Survival to Poisson Regression Reduction Pipeline

Wrapper around multiple PipeOps to help in creation of complex survival reduction methods.

Usage

pipeline_survtoregr_pem(
  learner,
  cut = NULL,
  max_time = NULL,
  graph_learner = FALSE
)

Arguments

learner: LearnerRegr
Regression learner to fit the transformed TaskRegr. learner must be able to handle offset and support optimization of a poisson likelihood.
cut: numeric()
Split points, used to partition the data into intervals. If unspecified, all unique event times will be used. If cut is a single integer, it will be interpreted as the number of equidistant intervals from 0 until the maximum event time.
max_time: numeric(1)
If cut is unspecified, this will be the last possible event time. All event times after max_time will be administratively censored at max_time.
graph_learner: logical(1)
If TRUE returns wraps the Graph as a GraphLearner otherwise (default) returns as a Graph.

Value

mlr3pipelines::Graph or mlr3pipelines::GraphLearner

Details

A brief mathematical summary of PEMs (see referenced article for more detail):

PED Transformation: Survival data is converted into piece-wise exponential data (PED) format. Key elements are: Continuous time is divided into $j = 1, \ldots, J$ intervals for each subject, $i = 1, \ldots, n$. A status variable in each entry indicates whether an event or censoring occurred during that interval. For any subject, data entries are created only up until the interval including the event time. An offset column is introduced and represents the logarithm of the time a subject spent in any given interval. For more details, see pammtools::as_ped().
Hazard Estimation with PEM: The PED transformation combined with the working assumption $$\delta_{ij} \stackrel{\text{iid}}{\sim} Poisson \left( \mu_{ij} = \lambda_{ij} t_{ij} \right),$$ where $\delta_{ij}$ denotes the event or censoring indicator, allows framing the problem of piecewise constant hazard estimation as a poisson regression with offset. Specifically, we want to estimate $$\lambda(t \mid \mathbf{x}_i) := exp(g(x_{i},t_{j})), \quad \forall t \in [t_{j-1}, t_{j}), \quad i = 1, \dots, n.$$ $g(x_{i},t_{j})$ is a general function of features $x$ and $t$, i.e. a learner, and may include non-linearity and complex feature interactions. Two important prerequisites of the learner are its capacity to model a poisson likelihood and accommodate the offset.
From Piecewise Hazards to Survival Probabilities: Lastly, the computed hazards are back transformed to survival probabilities via the following identity $$S(t | \mathbf{x}) = \exp \left( - \int_{0}^{t} \lambda(s | \mathbf{x}) \, ds \right) = \exp \left( - \sum_{j = 1}^{J} \lambda(j | \mathbf{x}) d_j\, \right),$$ where $d_j$ specifies the duration of interval $j$.

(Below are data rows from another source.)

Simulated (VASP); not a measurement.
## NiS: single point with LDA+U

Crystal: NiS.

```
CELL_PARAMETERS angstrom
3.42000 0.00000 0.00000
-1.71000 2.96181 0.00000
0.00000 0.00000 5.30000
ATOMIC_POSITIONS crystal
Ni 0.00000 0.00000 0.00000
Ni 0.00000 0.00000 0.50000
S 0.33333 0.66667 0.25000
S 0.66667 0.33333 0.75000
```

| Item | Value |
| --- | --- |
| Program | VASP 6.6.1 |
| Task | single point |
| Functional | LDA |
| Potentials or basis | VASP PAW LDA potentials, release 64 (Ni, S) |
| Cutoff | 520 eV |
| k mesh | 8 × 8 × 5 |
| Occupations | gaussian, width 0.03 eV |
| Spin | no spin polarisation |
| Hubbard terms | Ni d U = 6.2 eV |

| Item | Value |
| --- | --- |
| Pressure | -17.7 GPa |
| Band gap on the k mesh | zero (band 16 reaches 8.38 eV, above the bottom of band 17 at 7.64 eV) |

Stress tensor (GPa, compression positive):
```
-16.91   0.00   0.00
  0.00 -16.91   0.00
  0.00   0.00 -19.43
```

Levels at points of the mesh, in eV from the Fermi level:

The previous considerations are reflected in the pipeline which consists of the following steps:

PipeOpTaskSurvRegrPEM Converts TaskSurv to a TaskRegr.
A LearnerRegr is fit and predicted on the new TaskRegr.
PipeOpPredRegrSurvPEM transforms the resulting PredictionRegr to PredictionSurv.

References

Bender, Andreas, Groll, Andreas, Scheipl, Fabian (2018). “A generalized additive model approach to time-to-event analysis.” Statistical Modelling, 18(3-4), 299–321. https://doi.org/10.1177/1471082X17748083.

Examples

if (FALSE) { # \dontrun{
  library(mlr3)
  library(mlr3learners)
  library(mlr3pipelines)

  task = tsk("lung")
  part = partition(task)

  # typically model formula and features types are extracted from the task
  learner = lrn("regr.gam", family = "poisson")
  grlrn = ppl(
   "survtoregr_pem",
    learner = learner,
    graph_learner = TRUE
  )
  grlrn$train(task, row_ids = part$train)
  grlrn$predict(task, row_ids = part$test)

  # In some instances special formulas can be specified in the learner
  learner = lrn("regr.gam", family = "poisson", formula = pem_status ~ s(tend) + s(age) + meal.cal)
  grlrn = ppl(
   "survtoregr_pem",
    learner = learner,
    graph_learner = TRUE
  )
  grlrn$train(task, row_ids = part$train)
  grlrn$predict(task, row_ids = part$test)

  # if necessary encode data before passing to learner with e.g. po("encode"),
  # po("modelmatrix"), etc.
  # With po("modelmatrix") feature types and formula can be adjusted at the same time
  cut = round(seq(0, max(task$data()$time), length.out = 20))
  learner = as_learner(
    po("modelmatrix", formula = ~ as.factor(tend) + .) %>>%
    lrn("regr.glmnet", family = "poisson", lambda = 0)
  )
  grlrn = ppl(
    "survtoregr_pem",
    learner = learner,
    cut = cut,
    graph_learner = TRUE
  )
  grlrn$train(task, row_ids = part$train)
  grlrn$predict(task, row_ids = part$test)

  # xgboost regression learner
  learner = as_learner(
    po("modelmatrix", formula = ~ .) %>>%
    lrn("regr.xgboost", objective = "count:poisson", nrounds = 100, eta = 0.1)
  )

  grlrn = ppl(
    "survtoregr_pem",
    learner = learner,
    graph_learner = TRUE
  )
  grlrn$train(task, row_ids = part$train)
  grlrn$predict(task, row_ids = part$test)
} # }